This is from a map found on the net:
Ypu can download it from https://www.flickriver.com/photos/124446949@N06/49078963546/
Otherwise you can refer to the cropped portions below.
The blue color indicates the IMR and the orange indicates the GIPR.
More basic history can be seen here:
https://wiki.fibis.org/w/Indian_Midland_Railway
The IMR was short-lived and existed only from 1885 to 1900 when it was absorbed by the GIPR. This particular map seems to be from the 1890s.
The station presently known as Bina was then known as Etawah or Itawa. Note the other old spellings such as Cawnpoor.
We can also see that the Agra-Mathura-Delhi line was not built yet. But one could go from Agra to Tundla and then to Delhi. Indeed, during the 1890s the GIP trains from Bombay to Delhi did follow this route.
And the BBCIR had not advanced much from Baroda towards Delhi. But it was also a regular practice for travelers from Bombay to Delhi to travel to Ahmedabad and then by MG to Delhi.
This box item from the IMR map has some points of interest:
It lists out the lines which existed then, including “Etawah” to Saugor, i.e. Bina to Saugor, though the extension to Katni was completed later.
The “Comparison of Distances” provides insight into the rivalry of different companies connecting the same pairs of cities. In later years the BBCI and GIP kept trying to show that their services between Bombay and Delhi/Punjab were better. This ended only when the railways were regrouped to form the WR, CR etc in the early 1950s.
Here we see that the IMR route from Bombay to Kanpur was shortest, :
1. Via Jhansi-Kanpur 830 miles (1336 km) which is the standard route today
2. Via Itarsi-Jabalpur-Allahabad-Kanpur 964 miles (1552 km)
3. Via Baroda, Ahmedabad-Delhi by MG, Delhi-Kanpur 1006 miles (1620 km)

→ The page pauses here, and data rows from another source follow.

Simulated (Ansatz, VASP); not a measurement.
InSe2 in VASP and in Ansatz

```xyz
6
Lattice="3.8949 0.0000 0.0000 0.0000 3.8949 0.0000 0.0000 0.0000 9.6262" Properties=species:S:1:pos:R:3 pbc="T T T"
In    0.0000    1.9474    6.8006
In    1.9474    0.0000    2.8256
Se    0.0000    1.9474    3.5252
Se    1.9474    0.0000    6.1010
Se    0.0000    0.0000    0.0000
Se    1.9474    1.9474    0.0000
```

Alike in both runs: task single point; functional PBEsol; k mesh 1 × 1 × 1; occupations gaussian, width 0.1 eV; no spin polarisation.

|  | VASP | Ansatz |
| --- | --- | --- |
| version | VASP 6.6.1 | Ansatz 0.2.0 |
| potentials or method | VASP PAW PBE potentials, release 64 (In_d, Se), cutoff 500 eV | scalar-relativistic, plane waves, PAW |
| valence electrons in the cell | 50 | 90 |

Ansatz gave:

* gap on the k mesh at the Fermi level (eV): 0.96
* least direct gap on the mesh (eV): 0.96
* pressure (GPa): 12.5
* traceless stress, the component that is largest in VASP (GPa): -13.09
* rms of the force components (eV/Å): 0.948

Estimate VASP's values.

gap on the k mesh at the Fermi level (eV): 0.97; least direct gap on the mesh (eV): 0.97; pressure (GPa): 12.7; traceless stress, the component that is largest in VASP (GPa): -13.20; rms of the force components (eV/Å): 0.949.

And similarly for Bombay to Agra:
1. Via Jhansi-Agra 830* miles (1336 km) which is the standard route today
* So Jhansi-Agra and Jhansi-Kanpur are the same distance?
2. Via Itarsi-Jabalpur-Allahabad-Tundla-Agra 1123 miles (1808 km)
3. Via Baroda, Ahmedabad-Bandikui-Agra by MG 849 miles (1367 km)
Once the BBCIR got going and completed the Baroda-Mathura section by around 1910, they clearly had a shorter route between Bombay and Delhi.
The GIPR and EIR met at Jabalpur (Jubbulpore in those days). By the 1920s the Allahabad-Jabalpur section was transferred to the GIPR.
Some jokes from those days:
GIP stood for “Great Improvement Possible”
BBCI stood for “Beastly, Bad and Cannot Improve”
Then there were “Bribes Never Refused”, “Mails Slowly Moving” and “Sambar Idli Railway” which you should be able to guess.
However, the EIR escaped these nicknames.
Liked this wrte-up and the snippets from history.